Context matches (called “Guaranteed matches” in Déjà Vu) have been supported since Mid 2003, with the introduction of Déjà Vu X, but only in the Workgroup edition, which used to cost about €2500. The feature has been made part of the cheaper (current list price: €595) Professional edition since the introduction of Déjà Vu X2 in 2010. Like most other tools (eg. Heartsome, memoQ) except SDL Trados Studio (in which same context means same preceding segment, but not necessarily same following segment), Déjà Vu defines context as identical preceding and following segments. Déjà Vu goes even further: it is the only tool in which the size of the context (number of identical preceding and following segments) can be defined. A context size of 3 means identical preceding segment, actual segment to be translated and identical following segment, while a size of 5 means two identical preceding segments, actual segment to be translated and two identical following segments. Guaranteed matches can be used via the pre-translate function, and they can also be locked.

Introduction video:
Context matches in six CAT tools

Review of context matches in other tools:
Heartsome Translation Studio Ultimate edition
CafeTran Espresso 2013
memoQ translator pro
Swordfish III
SDL Trados Studio

Other relevant post:
101% matches explained, with memoQ and Olifant

3 comments to Context matches in Déjà Vu X2 Professional

  • Interesting video Dominique although I think I disagree with you over the “stricter” requirements for a Context Match than Studio. As far as I am aware DVX says a “Guaranteed” match is an “Exact match” where the surrounding segments have been checked as you stated. An exact match being one where there the “source segment” is the same. So my reading of this is that DVX does not compare the target.
    Studio compares the source and target for a “Context match” which I think is not only stricter but more sensible because if there is a difference in the translation due to gender differences for example then you will only see this when you compare the target too.
    So I think a Context match in Studio would be more reliable irrespective of the number of segments either side of the source you check. What do you think?
    Paul

  • Dominique

    Hi Paul, I’m not sure I follow you here: how can Studio look at target segments when evaluating context at pre-translation time? By definition, the translation of new text is not known at that time, since it’s what we are trying to do using the existing TM (and the context information it contains).
    One situation where the “stricter” context can be useful is with the first segment of a document. In my example, “Using our services” would be considered a context match by Studio even if the next segment is different. I can think of many situations where the first segment (typically, a title) wouldn’t always be translated in the same way. For instance, “Table of content” could be “Table des matières” or “Sommaire” in French. If the second (source) segment is identical, that would provide me with more certainty that the context is the same.
    I think in the particular examples I used in the video, Studio’s Perfect Matches would be more appropriate than context matches. Unfortunately (for us freelancers), it’s only available in the Professional edition.
    Dominique

  • Hi Dominique, of course it can’t for new content. But it can during interactive translation and it can also differentiate between 100% and Context Match for same source/different target with things that have been translated before. So if you have four segments like this for example:

    Mathematics can be tricky.
    Go and ask the teacher.
    Asking the teacher is sometimes the best way to resolve the problem.
    It can save you lots of time in the long run.

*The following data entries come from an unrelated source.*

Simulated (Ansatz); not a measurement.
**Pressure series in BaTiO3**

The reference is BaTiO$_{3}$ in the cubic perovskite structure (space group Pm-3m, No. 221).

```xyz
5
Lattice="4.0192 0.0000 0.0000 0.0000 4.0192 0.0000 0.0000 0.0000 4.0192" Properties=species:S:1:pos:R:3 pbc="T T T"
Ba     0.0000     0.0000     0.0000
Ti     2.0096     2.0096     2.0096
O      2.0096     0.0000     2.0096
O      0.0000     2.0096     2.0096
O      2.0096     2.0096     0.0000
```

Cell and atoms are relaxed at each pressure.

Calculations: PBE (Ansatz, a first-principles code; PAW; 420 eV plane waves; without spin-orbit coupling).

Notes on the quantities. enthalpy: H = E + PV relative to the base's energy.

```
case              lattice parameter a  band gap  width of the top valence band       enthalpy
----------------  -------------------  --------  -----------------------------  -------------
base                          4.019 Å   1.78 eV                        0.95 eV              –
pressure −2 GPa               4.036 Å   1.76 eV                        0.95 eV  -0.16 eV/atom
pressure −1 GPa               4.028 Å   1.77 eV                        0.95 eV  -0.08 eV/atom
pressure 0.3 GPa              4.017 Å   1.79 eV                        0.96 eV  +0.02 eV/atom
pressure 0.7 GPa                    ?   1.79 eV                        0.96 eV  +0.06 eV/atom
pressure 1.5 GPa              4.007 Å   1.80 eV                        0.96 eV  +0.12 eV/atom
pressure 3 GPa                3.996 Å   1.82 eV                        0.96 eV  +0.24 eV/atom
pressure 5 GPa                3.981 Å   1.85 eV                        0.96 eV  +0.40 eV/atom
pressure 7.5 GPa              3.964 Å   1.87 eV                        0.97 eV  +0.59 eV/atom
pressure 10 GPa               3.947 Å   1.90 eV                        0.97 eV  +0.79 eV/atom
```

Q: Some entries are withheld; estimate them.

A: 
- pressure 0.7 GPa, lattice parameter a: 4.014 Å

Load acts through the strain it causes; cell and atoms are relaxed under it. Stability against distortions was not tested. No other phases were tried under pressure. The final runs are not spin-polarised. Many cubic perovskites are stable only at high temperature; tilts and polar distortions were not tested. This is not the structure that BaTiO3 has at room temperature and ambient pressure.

    Now translate this into German when you know the teacher is a male and you get one context. Do it again when the teacher is female and you have another as “lehrer” becomes “lehrerin”. Studio will differentiate between these whereas DVX will not. So I guess you would see “guaranteed” matches that are incorrect (based on my understanding so far).

    I guess it’s easy to find examples of where any of the tools fall down, but in general the point I was making is that Studio takes into consideration the target context as well so it’s not really apples with apples and I therefore wouldn’t say DVX is stricter. Perhaps it is in one way, but not in another… apples and oranges really (I like my fruit)

    I also think you are starting to mix comparisons too. “Guaranteed” matches looks to me a little as though they’re straying into the Perfect Match / x-translate area so you have switched something on which may not be a true comparison and then minimised the range to reflect something that looks like a Context Match or 101%.